By looking at four colliding galaxies at the centre of cluster Abell 3827, located 1.3 billion light years away from Earth, an international group of scientists, led by researchers at Durham University, UK, may have found the first signs that dark matter is not as “dark” as previously thought.
Using the MUSE instrument on ESO’s Very Large Telescope in Chile, along with images from Hubble in orbit, the team has found that one clump of dark matter appeared to be lagging behind the galaxy it surrounds, indicating for the first time that this mysterious substance interacts with forces other than gravity.
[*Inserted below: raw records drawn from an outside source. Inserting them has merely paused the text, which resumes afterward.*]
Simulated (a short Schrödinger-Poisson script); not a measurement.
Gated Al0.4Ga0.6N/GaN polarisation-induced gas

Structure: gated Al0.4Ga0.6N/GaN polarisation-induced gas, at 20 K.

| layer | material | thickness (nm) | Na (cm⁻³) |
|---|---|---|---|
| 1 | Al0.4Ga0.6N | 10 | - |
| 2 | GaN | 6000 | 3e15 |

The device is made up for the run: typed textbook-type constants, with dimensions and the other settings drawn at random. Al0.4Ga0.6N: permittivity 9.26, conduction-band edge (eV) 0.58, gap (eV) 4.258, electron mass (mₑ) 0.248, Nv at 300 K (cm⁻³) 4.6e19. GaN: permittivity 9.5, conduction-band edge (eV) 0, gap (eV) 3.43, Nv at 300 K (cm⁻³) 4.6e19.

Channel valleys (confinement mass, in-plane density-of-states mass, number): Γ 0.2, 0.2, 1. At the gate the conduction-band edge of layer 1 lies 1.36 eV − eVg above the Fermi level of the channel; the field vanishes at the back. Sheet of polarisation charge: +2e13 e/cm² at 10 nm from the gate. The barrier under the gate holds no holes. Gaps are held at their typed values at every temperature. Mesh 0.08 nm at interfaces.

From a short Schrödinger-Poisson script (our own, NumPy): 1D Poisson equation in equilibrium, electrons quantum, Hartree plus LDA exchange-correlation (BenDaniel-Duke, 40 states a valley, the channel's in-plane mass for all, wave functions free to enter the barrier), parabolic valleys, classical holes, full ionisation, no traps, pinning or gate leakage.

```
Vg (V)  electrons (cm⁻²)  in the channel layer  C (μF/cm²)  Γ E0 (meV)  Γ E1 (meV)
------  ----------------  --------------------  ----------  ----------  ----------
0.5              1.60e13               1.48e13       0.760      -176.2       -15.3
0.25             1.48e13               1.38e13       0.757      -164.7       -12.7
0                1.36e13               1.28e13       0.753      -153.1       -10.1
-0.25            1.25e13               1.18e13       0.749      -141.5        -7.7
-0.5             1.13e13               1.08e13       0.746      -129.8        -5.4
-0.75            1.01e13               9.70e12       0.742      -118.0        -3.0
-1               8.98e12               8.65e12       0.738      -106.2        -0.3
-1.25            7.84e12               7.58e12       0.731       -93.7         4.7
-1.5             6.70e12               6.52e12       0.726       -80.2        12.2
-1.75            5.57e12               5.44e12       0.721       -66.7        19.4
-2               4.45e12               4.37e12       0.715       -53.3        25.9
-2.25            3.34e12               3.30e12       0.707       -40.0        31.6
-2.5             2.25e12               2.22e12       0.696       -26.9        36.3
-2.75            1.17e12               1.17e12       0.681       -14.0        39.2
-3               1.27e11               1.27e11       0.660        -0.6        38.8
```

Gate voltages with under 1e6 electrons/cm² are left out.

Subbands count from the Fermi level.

The lagging clump, offset from its galaxy by 5.000 light years, was identified via the gravitational lensing effect. As the collision was taking place in front of an unrelated spiral galaxy, the mass of dark matter surrounding the four colliding galaxies distorted spacetime, thereby twisting the image of the background galaxy into characteristic arc shapes.
Our current understanding is that all galaxies exist in clumps of dark matter (comprising around 85% of all the matter in the universe) which holds them together with its gravity.
Never before had this invisible type of matter been observed to interact in any way other through the force of gravity.
“We used to think that dark matter just sits around, minding its own business, except for its gravitational pull. But if dark matter were being slowed down during this collision, it could be the first evidence for rich physics in the dark sector – the hidden Universe all around us,” said team member Liliya Williams from the University of Minnesota.
The researchers note that while their findings are extremely intriguing, more work has to be done yet to rule out other possible effects that might cause the observed lag between dark matter and the galaxy it hosts. Similar observations and collision simulations are already under way.
This study follows from previous research the team did which observed 72 collisions between galaxy clusters and found that dark matter interacts very little with itself. But as the present effort focused on collisions between individual galaxies – which could have lasted longer – the researchers have been able pick up on the subtle effects of friction that have built up over time.
Looked at side by side, these two papers bracket the behaviour of dark matter for the first time: “It’s just really exciting, because for about 10 years now, the news has all been about how little dark matter interacts. It seems to do less and less,” said study lead author Richard Massey from the Durham University’s Institute for Computation Cosmology. “But finally, dark matter seems to be doing something! It seems to care about the world around it.”